From Socialist Review, No. 169, November 1993.
Copyright © Socialist Review.
Copied with thanks from the Socialist Review Archive.
Marked up by Einde O’Callaghan for ETOL.

Scargill
Paul Routledge
Harper Collins £16.99

When I started work at Frickley Colliery as a young lad in November 1974, my union and political education began. On my first shift I was put to work with two old colliers who had come off the face through injury. Both men in their sixties, they had been miners since they were 14 years old.

The first thing to hit me was how much they loved Arthur Scargill, the new Yorkshire president, and how much they hated the then national president Joe Gormley.

The miners saw in Scargill someone who wouldn’t sell out, who was honest and who could talk in front of a camera without being flustered. They saw in Gormley someone who had squandered the miners’ power for his own privilege, who’d been on television at a race meeting with the queen mum. After bringing the government down, Gormley never got them ‘protection of earning’, which meant if you got injured and had to come off the face your money was dropped accordingly.

‘We’ve had enough of traitors,’ I was told. This was a general feeling throughout the pit. Now, 19 years on, at the same pit, the words traitor, sell out or collaborator are never used whatever criticisms there are of Scargill. He has stood by his principles and this is what Paul Routledge hates.

This book is a disgusting attack on Scargill. It starts painting a picture of Scargill as a ‘mother’s boy’, bullied at school and not to be trusted. Most of this is just petty vindictiveness. When Routledge covers the 1972 and 1974 strikes, including the famous Saltley Gate picket, which for miners personified this period of militancy and successful mass picketing, he implies Scargill was just grabbing the headlines.

But Routledge saves his most vicious attacks for the 1984–85 strike. He makes out that Scargill planned the strike. He justifies this by pointing out precautions that the NUM were taking as the strike loomed. And yet he describes the Tories’ own detailed plans to provoke a pit strike, going back as far as 1978 and the leaks of the Ridley plan on now to smash the miners, including recruiting non-union lorry drivers to move coal. Routledge, though, takes the line that it was the Tories who didn’t want a pit strike. He preaches about democracy, condemning Scargill for not having a ballot for the strike, then sneers at the 80 percent strike vote in Yorkshire over pit closures two years earlier – which still stood.

But let’s put the record straight about the ballot. There was a simple principle involved. Someone at a safe pit had no right to vote on the closure of somebody else’s pit. You had a straight choice: join the strike or go to work. In fact 140,000 miners went on strike and about 30,000 – mainly in Nottinghamshire – scabbed during the strike. Routledge mentions a 6,000 strong ‘Right to Work’ march by Notts miners, but fails to tell the reader that the demonstrators had police protection, free transport, a day off work with pay. On the same day strikers were stopped, searched, thrown off buses, beaten up and arrested.
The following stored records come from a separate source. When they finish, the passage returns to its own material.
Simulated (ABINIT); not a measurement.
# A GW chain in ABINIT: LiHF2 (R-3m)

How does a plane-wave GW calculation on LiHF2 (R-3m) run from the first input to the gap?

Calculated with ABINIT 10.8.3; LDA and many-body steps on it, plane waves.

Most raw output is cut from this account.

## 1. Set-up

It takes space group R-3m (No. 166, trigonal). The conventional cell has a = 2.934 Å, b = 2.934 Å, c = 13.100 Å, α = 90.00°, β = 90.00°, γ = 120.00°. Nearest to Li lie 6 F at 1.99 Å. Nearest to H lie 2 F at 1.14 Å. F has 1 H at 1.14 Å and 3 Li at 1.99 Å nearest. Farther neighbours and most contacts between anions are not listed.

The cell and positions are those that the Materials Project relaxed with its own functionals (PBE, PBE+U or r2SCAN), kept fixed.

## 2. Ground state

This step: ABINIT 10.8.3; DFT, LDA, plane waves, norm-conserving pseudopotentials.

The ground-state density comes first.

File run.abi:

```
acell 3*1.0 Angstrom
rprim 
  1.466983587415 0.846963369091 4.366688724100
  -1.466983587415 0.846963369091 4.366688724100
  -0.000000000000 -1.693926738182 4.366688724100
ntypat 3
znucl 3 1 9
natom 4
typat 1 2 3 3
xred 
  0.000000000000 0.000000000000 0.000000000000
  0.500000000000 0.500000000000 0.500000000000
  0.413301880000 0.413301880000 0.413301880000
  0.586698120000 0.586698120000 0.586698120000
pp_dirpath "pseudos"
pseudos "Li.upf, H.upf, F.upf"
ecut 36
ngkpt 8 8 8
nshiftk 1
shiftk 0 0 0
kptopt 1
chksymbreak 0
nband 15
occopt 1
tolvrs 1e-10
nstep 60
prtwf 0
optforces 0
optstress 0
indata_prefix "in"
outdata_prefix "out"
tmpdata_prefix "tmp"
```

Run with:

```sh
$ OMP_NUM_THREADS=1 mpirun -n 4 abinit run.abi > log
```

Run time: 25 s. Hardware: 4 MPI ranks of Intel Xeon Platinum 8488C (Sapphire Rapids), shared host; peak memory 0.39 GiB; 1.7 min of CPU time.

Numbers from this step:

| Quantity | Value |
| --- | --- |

In 1984 we faced a choice to enter into a fight which we did not choose and stand by other miners who were going to be sacked, or to stand back and let the Tories destroy our industry. We did the right thing.

This book is more than an attack on Scargill. It is an attack on all workers who want to stand up and fight for a better world. Routledge would much sooner see us licking the bosses’ boots and – as demonstrated by his recent grovelling apology to the queen – he feels more at ease when everybody’s on their knees.

At a time when workers seem ready to shake off the defeats of the 1980s, this book discredits those who want to fight. Luckily not many people will have £17 to spend on this trash.